This wraps up my look at one of my favorite films...I hope that those reading the posts have enjoyed them and will take them all together as my review of the film, and not just the above rather short ended posting. It is a really splendid work that has haunted my dreams for more than two decades now. With LET'S SCARE JESSICA TO DEATH and LEMORA now on DVD, FULL CIRCLE remains to me the great lost English language genre films from the seventies...seek it out and submit to its power.

Thursday, September 27, 2007

Critical Reactions #9 (The Moon In The Gutter)
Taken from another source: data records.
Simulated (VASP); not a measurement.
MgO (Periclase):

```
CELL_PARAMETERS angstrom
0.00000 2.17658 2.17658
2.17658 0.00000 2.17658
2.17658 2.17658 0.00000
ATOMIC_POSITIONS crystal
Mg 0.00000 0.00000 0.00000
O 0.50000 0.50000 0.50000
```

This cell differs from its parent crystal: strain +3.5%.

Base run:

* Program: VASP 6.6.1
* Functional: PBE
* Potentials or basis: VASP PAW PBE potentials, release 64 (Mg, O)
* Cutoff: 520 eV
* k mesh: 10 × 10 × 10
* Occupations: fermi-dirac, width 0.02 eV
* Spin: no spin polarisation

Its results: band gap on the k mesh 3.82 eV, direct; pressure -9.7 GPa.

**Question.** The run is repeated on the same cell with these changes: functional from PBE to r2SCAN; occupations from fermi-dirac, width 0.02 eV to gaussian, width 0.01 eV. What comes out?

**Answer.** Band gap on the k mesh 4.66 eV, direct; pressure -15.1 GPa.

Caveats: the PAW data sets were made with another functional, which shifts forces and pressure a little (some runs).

I am still working on my main review of the film but I wanted to go ahead with my postings on THE MOON IN THE GUTTER, so I am starting with the critical reactions post.
The critics ranged from being not kind to downright nasty on Jean-Jacques Beineix's innovative and brave follow up to his successful DIVA. While a few seemed to accept the film on its own terms, something that is essential to do with this work, most fought it with everything they had. It seemed 1983 wasn't a good time for an ambiguous European art puzzle...one wonders what the reception would have been like ten years before or ten years later?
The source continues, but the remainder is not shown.